Can you spell Halliburton? R-i-p- o-f-f.

War-torn Iraq has been a gold mine for Halliburton, yet another treasure trove of U.S. taxpayer dollars for a company that has no peer in the fine art of extracting riches from the government.

But if you go through some of Halliburton's filings with the Securities and Exchange Commission over the past several years, as I have, you'll see a company that goes to great lengths — literally to the ends of the earth — to escape paying its fair share of taxes to the government that has been so good to it.

Annual reports filed with the S.E.C. since the mid-90's — when Dick Cheney took over as chief executive and wrote the game plan for garnering government goodies — showed Halliburton subsidiaries incorporated in such places as the Cayman Islands, Bermuda, Trinidad and Tobago, Panama, Liechtenstein, and Vanuatu.

Vanuatu? Who knew?

Vanuatu is a mountainous group of islands in the South Pacific. Its people support themselves mostly by fishing and subsistence farming. "Additional revenues," according to the Columbia Encyclopedia, "derive from a growing tourist industry and the development of Vila [the capital] as a corporate tax shelter."

Halliburton, in an S.E.C. filing in 2000, duly noted that it had a subsidiary incorporated in Vanuatu called Kinhill Kramer (Vanuatu) Ltd.

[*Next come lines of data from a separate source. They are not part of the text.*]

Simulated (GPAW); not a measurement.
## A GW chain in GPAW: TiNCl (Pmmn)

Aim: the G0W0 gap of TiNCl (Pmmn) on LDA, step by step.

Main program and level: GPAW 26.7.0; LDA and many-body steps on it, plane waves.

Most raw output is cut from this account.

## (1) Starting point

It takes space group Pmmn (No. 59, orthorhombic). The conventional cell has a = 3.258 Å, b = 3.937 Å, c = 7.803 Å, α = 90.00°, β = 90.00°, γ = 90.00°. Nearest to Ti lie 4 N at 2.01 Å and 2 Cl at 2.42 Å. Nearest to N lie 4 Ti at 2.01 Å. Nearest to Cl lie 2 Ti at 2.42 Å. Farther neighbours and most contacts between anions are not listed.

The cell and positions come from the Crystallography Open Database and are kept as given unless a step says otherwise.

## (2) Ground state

The company adamantly denies that its offshore subsidiaries are used to shift income out of the U.S. But it's indisputable that somebody is doing a dandy job of limiting Halliburton's tax liability. When I asked how much Halliburton paid in federal income taxes last year, a company spokeswoman, Wendy Hall, said, "After foreign tax credit utilization, we paid just over $15 million to the I.R.S. for our 2002 tax liability."

That is effectively no money at all to an empire like Halliburton. Less than pocket change. Dick Cheney must be having a good laugh over the way his old company, following his road map, is taking the U.S. for such a ride.

In the early 90's, when Mr. Cheney was defense secretary under the first President Bush, he hired the Halliburton subsidiary Brown & Root to determine what military functions could be outsourced to private profit-making companies. Brown & Root came up with myriad ideas in a classified study and was handed a lucrative contract to implement its own plan.

Mr. Cheney took over as chief executive of Halliburton in 1995, and the defense contracts just kept on coming. When he returned to government as vice president in 2001, no firm was better positioned than Halliburton to cash in on the billions of dollars in contracts that resulted from the war on terror and the conflict in Iraq.

Halliburton is bound so intimately to the defense establishment it might as well be an adjunct to the military. (Mr. Cheney still receives deferred compensation from Halliburton but insists he has no role in the awarding of contracts.)

Halliburton is an organization that has the reach of a multinational and the eyes of a Willie Sutton. Through its subsidiaries, it has done work with countries the U.S. has accused of supporting terror. It was accused of overcharging the U.S. government for work done in the 1990's, and in 2002 it agreed to pay a $2 million settlement in response to accusations that it had defrauded the government.

The Pentagon is currently examining allegations that the Halliburton subsidiary Kellogg Brown & Root overcharged the government by $61 million for gasoline imported into Iraq from Kuwait. Last week the company acknowledged that at least one employee had participated in a $6.3 million kickback deal with a Kuwaiti company. That money has reportedly been repaid to the government.

What we have here is a private profit-making multinational company with no particular allegiance (other than contractual) to the U.S. government. Nevertheless, through its powerful allies in the government, Halliburton enjoys extraordinary influence over national defense policies and has its own key to the national treasury.

If it's at all grateful, it hasn't shown it. The U.S. is at war. The government is running record deficits. Money is tight everywhere. But Halliburton won't even kick in its fair share. It continues to benefit from the nation's largesse, while scouring the world for places to shelter as much of its American riches as possible.